On Peace Study Day, Anglican Pacifist Fellowship, Auckland, 8 November 2014.
Ernst Renan said that nationhood relies on people holding a stock of common memories. He also said something more surprising: that a nation must have ‘forgotten many things’. To prioritise memory of one set of past events, like the First World War, is to initiate the relative forgetting of others. It's easy to see how catastrophic, singular events like Gallipoli might crowd out memory of the more prosaic daily activities which my grandparents, and yours, undertook. But Renan’s statement implies something stronger: that forgetting is not a passive, but an active process. So what does building nation on memory of the First World War help us to forget?
The RSA, that handy source of information on all things military and New Zealand, offers a clue. Here's a screenshot taken the other day of the RSA's Timeline of military events of importance to New Zealand. Here it is startlingly apparent that in New Zealand, as in Australia, 'Lest We Forget' has a cutoff date, before which it flips neatly into reverse and becomes 'Lest We Remember'. But the RSA is not the only precision amnesiac.
This year, the juggernaut of World War One commemoration is riding right over the 150th anniversaries of the battles of the mid-1860s – Rangiriri, Rangiaowhia, Orakau, Pukehinahina and others. All the New Zealand Wars commemorations are local events, mostly organized, funded and promoted by iwi and attended mostly by Māori, although of course two sides fought in them. In the Maori world, these commemorations are huge events. Thousands of people have participated in them, planning months and years ahead - creating and rehearsing haka and peruperu, doing all the work of hosting and coordinating large numbers of manuhiri, travelling from all around the country and across the Tasman.

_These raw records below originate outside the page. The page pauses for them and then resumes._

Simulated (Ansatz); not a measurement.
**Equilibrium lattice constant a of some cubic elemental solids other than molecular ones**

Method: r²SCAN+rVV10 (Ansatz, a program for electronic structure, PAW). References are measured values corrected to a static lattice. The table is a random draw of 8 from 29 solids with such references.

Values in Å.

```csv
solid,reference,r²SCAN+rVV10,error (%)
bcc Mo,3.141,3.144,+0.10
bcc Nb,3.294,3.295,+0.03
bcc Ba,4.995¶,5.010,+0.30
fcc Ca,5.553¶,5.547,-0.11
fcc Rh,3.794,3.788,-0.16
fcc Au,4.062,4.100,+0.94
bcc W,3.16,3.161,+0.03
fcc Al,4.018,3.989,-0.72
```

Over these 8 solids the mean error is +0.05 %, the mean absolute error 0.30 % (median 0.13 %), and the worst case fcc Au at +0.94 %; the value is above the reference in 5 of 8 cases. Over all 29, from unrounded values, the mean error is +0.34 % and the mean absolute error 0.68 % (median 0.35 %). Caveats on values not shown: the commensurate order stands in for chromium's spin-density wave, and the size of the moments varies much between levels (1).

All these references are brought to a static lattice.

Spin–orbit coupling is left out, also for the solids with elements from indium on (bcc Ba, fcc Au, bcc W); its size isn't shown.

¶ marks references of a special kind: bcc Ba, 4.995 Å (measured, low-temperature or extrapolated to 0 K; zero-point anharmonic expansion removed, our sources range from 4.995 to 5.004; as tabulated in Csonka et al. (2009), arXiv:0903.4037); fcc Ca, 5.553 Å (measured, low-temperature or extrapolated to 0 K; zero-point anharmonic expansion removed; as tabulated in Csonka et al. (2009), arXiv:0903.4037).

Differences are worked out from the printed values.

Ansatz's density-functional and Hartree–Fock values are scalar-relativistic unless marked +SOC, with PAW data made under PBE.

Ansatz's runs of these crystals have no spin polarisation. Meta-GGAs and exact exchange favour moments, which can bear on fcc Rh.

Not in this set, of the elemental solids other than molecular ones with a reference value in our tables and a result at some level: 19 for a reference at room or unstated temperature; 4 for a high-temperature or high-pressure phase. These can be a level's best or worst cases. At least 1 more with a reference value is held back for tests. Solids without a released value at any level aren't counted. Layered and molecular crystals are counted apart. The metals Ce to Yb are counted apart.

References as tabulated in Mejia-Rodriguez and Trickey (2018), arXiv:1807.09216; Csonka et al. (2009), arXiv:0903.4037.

The umbrella committee for the Waikato War commemorations headed by Tom Roa coordinated a sequence of events that rolled down from south Auckland into the Waipa Valley and through to Tauranga, following the course of the war. In Tauranga, Buddy Mikaere also ran a year's events, first raising funds, then coordinating a programme of art competitions and exhibits, gallery events, the carving of new commemorative pou, and school activities as well as the large commemorative occasions at Gate Pa and Te Ranga - a programme aimed at broad inclusion of the very diverse population that is today's Tauranga. The Orakau commemoration received a limited amount of government funding, but the other events have been funded locally, mostly by iwi. Media coverage has been very limited. So here's my question. Why is only one side committed to the commemoration of these wars, when Pakeha have ancestors who fought in them too? Why is the funding and the media concentrated so emphatically on World War 1, and so little, if at all, on what happened right here?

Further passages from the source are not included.